Drop in deaths takes its toll on Dignity
Funeral provider Dignity has warned over a hit from a 22,000 drop in the number of deaths so far in 2019.
The firm, which operates crematoria at Shrewsbury, Telford, Birmingham and in the Wyre Forest, said underlying operating profits tumbled 42 per cent to £21.7 million in the 13 weeks to March 29 after the number of deaths dropped about 12 per cent to 159,000.
It said it is unlikely this rate of decrease will continue throughout 2019 and the number of deaths is likely to finish about three per cent lower overall, at some 580,000.
But it cautioned that even a three per cent drop would leave operating profits about £3 million to £4 million lower than expected and this result would also require a marked step up in the number of deaths over the second half of the year.
Shares in the Sutton Coldfield-based group – the UK's only listed funerals chain – dropped seven per cent following the announcement.
Mike McCollum, chief executive of Dignity, said: "Whilst the number of deaths in 2019 may mean that our short-term financial performance is lower than we originally anticipated, I am confident that the changes we are making will allow us to generate sustainable growth in the medium to long-term."
The group gave assurances that long-term increases will see the number of deaths reach around 700,000 a year by 2040.
Dignity reported a 15 per cent drop in sales to £81 million over its first quarter, while its market share grew to 11.8 per cent from 11.6 per cent a year earlier.
Dignity cut the prices on several of its packages last year, with the "simple funeral" price reduced by 25 per cent and the no-frills option of direct cremation was extended.

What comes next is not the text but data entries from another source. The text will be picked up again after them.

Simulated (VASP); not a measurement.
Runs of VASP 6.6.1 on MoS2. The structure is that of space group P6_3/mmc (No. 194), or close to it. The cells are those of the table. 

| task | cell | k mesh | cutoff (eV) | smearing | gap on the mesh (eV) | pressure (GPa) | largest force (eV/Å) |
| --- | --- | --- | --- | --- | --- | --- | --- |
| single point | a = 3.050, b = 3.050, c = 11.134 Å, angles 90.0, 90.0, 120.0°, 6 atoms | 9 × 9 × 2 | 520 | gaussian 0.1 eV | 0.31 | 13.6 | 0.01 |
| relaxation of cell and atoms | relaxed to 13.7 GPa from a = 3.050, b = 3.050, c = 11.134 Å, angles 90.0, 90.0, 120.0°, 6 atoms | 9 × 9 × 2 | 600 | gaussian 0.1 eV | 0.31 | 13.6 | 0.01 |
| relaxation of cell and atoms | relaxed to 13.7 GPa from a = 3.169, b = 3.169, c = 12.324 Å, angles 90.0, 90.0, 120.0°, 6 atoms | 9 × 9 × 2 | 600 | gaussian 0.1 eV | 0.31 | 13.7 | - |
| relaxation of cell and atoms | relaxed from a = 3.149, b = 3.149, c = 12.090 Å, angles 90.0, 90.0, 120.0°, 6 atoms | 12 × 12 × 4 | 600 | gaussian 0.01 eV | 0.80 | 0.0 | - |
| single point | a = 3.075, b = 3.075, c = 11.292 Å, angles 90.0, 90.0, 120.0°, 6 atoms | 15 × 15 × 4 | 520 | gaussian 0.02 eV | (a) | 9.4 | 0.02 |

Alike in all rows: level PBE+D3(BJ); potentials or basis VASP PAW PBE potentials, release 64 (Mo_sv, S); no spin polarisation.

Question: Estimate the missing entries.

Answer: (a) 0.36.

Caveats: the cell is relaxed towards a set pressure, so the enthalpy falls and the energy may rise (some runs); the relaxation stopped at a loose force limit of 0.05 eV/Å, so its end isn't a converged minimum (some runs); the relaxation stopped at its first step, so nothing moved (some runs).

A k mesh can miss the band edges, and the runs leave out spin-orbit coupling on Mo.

The reductions came amid a price war between Dignity and its main rival The Co-operative Funeralcare, which in October extended its price guarantee to beat competitor quotes.
The group and the wider sector has been put under the microscope after the Competition and Markets Authority (CMA) launched an investigation into the funeral market in March, following concerns over high prices and the treatment of vulnerable customers.